Experience scores range from zero to ten. Scores from zero to four are considered bad, scores from four to seven are considered medium, and scores from seven to ten are considered good.
Experience Score Dashboard
The experience score dashboard is the entry point of the uberAgent UXM Splunk app. It visualizes experience scores for the entire estate, breaking the data down by category and component, highlighting components where potential issues originate from.
The dashboard also provides quick access to important KPIs like logon duration, application responsiveness, or application errors.
Overall Score
The filter at the top allows filtering the dashboard to a subset of machines. By default, all machines are shown.
On the left in the second row, one can see the overall score and the trend compared to yesterday. On the right, the score development over time is visualized.
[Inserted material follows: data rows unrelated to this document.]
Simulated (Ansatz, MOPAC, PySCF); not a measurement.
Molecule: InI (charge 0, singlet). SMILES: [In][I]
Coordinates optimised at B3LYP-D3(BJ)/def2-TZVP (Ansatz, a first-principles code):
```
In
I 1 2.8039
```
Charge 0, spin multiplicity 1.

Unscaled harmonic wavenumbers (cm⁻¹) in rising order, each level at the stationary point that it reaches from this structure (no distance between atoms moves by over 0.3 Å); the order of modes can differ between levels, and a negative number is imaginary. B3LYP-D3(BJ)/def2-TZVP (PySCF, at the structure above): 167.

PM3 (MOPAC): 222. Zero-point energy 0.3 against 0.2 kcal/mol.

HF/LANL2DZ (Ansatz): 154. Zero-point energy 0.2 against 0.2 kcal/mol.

Machine, User Session, and Application Scores
The overall score derives from three categories:
- Machine score: quality indicator for machine performance and health
- User session score: quality indicator for user session performance and health
- Application score: quality indicator for application performance and health
The charts show a trend indicator for the last day as well as a sparkline for the last seven days.
Score Components
Each category is calculated by different components. Components differ per category. For example, Stop errors is a component solely for the machine category, while the Protocol latency component is only part of the user session category. There are also common components, like CPU or RAM.
The categories allow us to see issues in an environment, and the components unveil the cause (or causes). In the screenshot above, the low machine score is caused by a lot of stop errors (BSODs).
In that case, checking the Stop Errors (Blue Screen & Power Loss) dashboard in the Machine menu shows the problematic machines.
Analyzing Individual Machines, User Sessions, and Applications
The charts below show scores for individual machines, user sessions, and applications for today. Items with bad (red) or medium (yellow) scores may need attention the most. Click on an item in the table to get a drilldown.
A new chart opens showing the components over time for that item. That allows us to see when the issue or the issues started. To analyze the item in detail, click on the analyze button, which redirects to a new page.
More Details
Scores might not be enough to get an overview. One may want to see real numbers, for example, login times, to get a better understanding of the performance.
Click on the plus sign next to the More details title to reveal charts with more details. Click an item of interest to get a drilldown.
Score Calculation
Component scores are evaluated at every full and half hour for the past 30 minutes. Calculations span a time interval of three minutes, resulting in 10 sections (30 minutes/3 minutes = 10). If a section is above a threshold, a threshold counter is incremented.
Each score has two thresholds. One for low severity, the other for high severity. Each threshold has a weight.
A score is calculated as follows: 10 - (Low severity threshold counter x low severity threshold weight + high severity threshold counter x high severity threshold weight)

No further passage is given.